In August 2013, one of the oldest providers of free email services had their email system hacked into, and more than a billion accounts were compromised. Yahoo’s ongoing woes with old cybersecurity breaches now totals more than 1.5 billion email accounts hacked in what is believed to be two independent attacks.
The data that was stolen in 2013 is now reportedly up for sale on the Dark Web, the name given to private networks that typically cannot be accessed without special software, configurations or authorizations. It has come to light that the names, phone numbers, backup emails and other data items linked to the hacked accounts have been up for sale since August of this year.
While many sources, including our own site, have attempted to guide Yahoo account holders on what to do to protect their accounts, the problem of data being up for sale continues.

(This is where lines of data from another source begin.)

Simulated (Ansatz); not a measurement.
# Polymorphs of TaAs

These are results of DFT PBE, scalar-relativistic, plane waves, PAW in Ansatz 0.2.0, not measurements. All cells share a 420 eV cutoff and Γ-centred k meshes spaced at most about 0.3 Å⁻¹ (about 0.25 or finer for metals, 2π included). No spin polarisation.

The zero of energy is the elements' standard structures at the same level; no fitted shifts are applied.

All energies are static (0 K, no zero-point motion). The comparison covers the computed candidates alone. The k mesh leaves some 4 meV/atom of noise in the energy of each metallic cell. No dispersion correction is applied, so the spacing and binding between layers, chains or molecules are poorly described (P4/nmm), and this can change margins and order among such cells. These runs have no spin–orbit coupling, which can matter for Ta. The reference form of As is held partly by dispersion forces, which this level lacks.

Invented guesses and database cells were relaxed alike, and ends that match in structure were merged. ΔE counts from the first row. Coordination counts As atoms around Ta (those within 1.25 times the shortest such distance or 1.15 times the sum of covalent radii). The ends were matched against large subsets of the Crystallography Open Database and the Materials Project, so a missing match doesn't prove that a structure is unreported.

Reports have surfaced about an Eastern European entity that is selling the database wholesale, and three buyers are already known to have paid a whopping $300,000 each for the information.
You can still protect your account by changing your email password to a complex one that would be difficult to crack, but if the information is out there means your account is already compromised.
As a next step, you need to exercise caution when opening emails from unknown senders or even well-known companies that should have no reason to email you. The problem is that users have been receiving emails from Yahoo as well, and not all of them are authentic.
So what can the average user do?
In the article linked below, technology expert Chris Foxx from the BBC has explained the necessary steps that need to be taken by anyone who thinks their email accounts may have been hacked into.
Make sure you read the article carefully and follow the outlined steps. It may not safeguard the information that has already been leaked, but it will help you prevent future attacks that prey on your habits as an email and internet user.
If your account was hacked, there’s no guarantee that the information won’t be used to spam your email or steal your identity. But rather than crying over what’s happened or blaming Yahoo for the calamity, your energy is much better spent trying to beef up your personal online security and that of your online assets as soon as possible.